Negotiations are an everyday event in business, whether they’re about prices from a vendor or schedules for clients. But when they take place between people from different cultures, the dynamics become much more complex and miscommunication is more common. It’s all too easy to damage relationships irreversibly. Our next piece, “Getting to Sí, Ja, Oui, Hai, and Da by INSEAD professor Erin Meyer, provides five rules of thumb for negotiating across cultures. From building trust with your counterpart to understanding the subtle messages in emotional outbursts, Meyer’s advice illuminates how to strike the right balance and reach that final agreement—and make it stick.

Empathy—the art of understanding others’ needs and responding with compassion—is essential to motivating colleagues, calming upset customers, and designing innovative products. But frequent demands for empathy can exhaust your workers—and even cause them to make unethical decisions. In “The Limits of Empathy,” Adam Waytz of the Kellogg School of Management suggests simple strategies to encourage your team to empathize in a more healthy, sustainable way.

“Businesses don’t create value; people do” is a popular adage among CEOs—but often those same CEOs are dissatisfied with the human resource officers who manage the organization’s workforce. In “People Before Strategy: A New Role for the CHRO,” business advisers Ram Charan, Dominic Barton, and Dennis Carey argue for a new C-level leader whose sole responsibility is to think strategically about an organization’s talent—from identifying and creatively engaging high potentials to developing new performance metrics that better support business goals. This piece provides practical ideas on how to implement this change and ensure that people remain the ultimate source of competitive advantage.

The last article in this volume takes us back to the tension between man and machine. “Beyond Automation,” by Thomas H. Davenport and Julia Kirby, taps into the fear many white-collar employees feel as new technologies make more jobs obsolete. The authors assert that human employees will still be necessary in the future—but they’ll have to find ways to proactively partner with machines. The article identifies five ways humans can thrive at work in the future.

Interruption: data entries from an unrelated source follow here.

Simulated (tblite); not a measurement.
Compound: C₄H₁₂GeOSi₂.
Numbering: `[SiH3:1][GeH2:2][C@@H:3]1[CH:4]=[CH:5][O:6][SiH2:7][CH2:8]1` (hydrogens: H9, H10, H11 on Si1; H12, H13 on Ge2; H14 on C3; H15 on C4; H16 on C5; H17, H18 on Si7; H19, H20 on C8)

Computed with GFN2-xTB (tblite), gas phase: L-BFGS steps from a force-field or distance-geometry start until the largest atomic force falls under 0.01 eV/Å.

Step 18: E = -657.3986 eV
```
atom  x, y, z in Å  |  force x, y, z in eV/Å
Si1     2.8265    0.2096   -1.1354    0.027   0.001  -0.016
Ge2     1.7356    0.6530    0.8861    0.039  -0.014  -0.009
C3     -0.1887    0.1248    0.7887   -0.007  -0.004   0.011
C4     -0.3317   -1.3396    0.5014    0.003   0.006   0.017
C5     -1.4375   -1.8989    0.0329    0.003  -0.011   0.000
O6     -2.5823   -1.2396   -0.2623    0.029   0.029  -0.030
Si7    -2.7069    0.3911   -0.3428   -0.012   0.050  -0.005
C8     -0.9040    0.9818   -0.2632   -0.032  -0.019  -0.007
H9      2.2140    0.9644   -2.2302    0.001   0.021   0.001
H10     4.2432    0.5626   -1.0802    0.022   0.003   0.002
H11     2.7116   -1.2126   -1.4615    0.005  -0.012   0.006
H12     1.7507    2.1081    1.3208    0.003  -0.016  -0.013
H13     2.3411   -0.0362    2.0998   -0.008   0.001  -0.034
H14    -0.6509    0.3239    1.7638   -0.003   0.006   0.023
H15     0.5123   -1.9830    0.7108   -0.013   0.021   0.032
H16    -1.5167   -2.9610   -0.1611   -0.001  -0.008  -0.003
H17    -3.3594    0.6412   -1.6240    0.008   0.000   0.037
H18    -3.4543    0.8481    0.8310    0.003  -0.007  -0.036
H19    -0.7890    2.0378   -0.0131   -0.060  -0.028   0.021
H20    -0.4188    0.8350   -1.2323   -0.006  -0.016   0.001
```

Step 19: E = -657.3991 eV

Despite all the amazing advances new digital tools have brought, people still matter. Businesses need individuals who can exercise intuition and judgment, who can see the gaps in data, who can assess new ideas. Most of all, they need leaders who can inspire employees and set them up for success. Competitive advantage lies not in the latest smart devices but in the way we effectively combine the potential of both technology and people.